Impressed Current Anode
Definition - What does Impressed Current Anode mean?
Impressed current anodes refer to a kind of anode of cathodic protection systems. A cathodic protection system has two types of anodes: a galvanic or sacrificial anode and an impressed current anode.
Impressed current anodes are inert anodes used in impressed current protection in cathodic protection systems. These anodes are powered by the DC current from an external source.
A proper selection of impressed current anodes would include the consideration of the environment that surrounds a buried or submerged structure to control corrosion.
Corrosionpedia explains Impressed Current Anode
An impressed current anode uses an external power source known as a "rectifier" to develop a high potential difference between the surface to be protected and an anode. The anodes employed are generally made of graphite, cast iron, titanium alloys, silicon iron and platinum-niobium clad metals. Impressed current anodes are found in many sizes and shapes such as wires, rods, tubes, plates and sticks.
Impressed current anodes are less likely to be attacked by corrosion due to their inert nature. The external DC power source is used to generate the electric current and this current provides cathodic protection to the structure. Impressed current systems provide better results when a large current is required for cathodic protection.
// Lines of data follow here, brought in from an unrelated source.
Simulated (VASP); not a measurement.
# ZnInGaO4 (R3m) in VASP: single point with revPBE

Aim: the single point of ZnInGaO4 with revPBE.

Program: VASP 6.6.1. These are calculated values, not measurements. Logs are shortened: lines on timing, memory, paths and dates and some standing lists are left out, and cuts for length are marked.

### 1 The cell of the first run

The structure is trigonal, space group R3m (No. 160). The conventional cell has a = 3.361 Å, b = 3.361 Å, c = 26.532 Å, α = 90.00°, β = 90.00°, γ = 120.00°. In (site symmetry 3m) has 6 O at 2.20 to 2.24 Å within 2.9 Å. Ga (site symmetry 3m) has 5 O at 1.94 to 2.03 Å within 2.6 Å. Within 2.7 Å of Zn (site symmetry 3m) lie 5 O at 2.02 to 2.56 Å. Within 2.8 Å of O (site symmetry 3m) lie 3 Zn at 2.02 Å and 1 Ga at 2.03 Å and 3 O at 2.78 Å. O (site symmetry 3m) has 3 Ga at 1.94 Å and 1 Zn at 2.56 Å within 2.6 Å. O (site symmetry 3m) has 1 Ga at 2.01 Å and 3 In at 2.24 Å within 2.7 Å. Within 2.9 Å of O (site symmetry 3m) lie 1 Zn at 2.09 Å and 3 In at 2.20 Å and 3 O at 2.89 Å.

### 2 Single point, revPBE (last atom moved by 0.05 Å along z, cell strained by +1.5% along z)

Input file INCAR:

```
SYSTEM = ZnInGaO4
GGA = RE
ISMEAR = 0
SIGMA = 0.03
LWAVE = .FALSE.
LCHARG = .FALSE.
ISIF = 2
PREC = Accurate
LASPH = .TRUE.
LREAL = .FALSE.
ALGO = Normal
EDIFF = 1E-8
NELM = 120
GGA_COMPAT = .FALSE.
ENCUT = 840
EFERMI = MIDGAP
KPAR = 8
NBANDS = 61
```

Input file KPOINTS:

Impressed current anodes have some advantages over galvanic anodes, including:
- Achieves a much higher current output
- Fewer anodes are needed
- Involves a low initial cost
Both types of anodes in cathodic protection systems are corroded and eventually consumed. There are inverse relations that exist between the corrosion of anodes and the current output. The voltage output may need to be adjusted to maintain protection. Normally stable anodes, such as a platinum-niobium anode, require less frequent adjustment.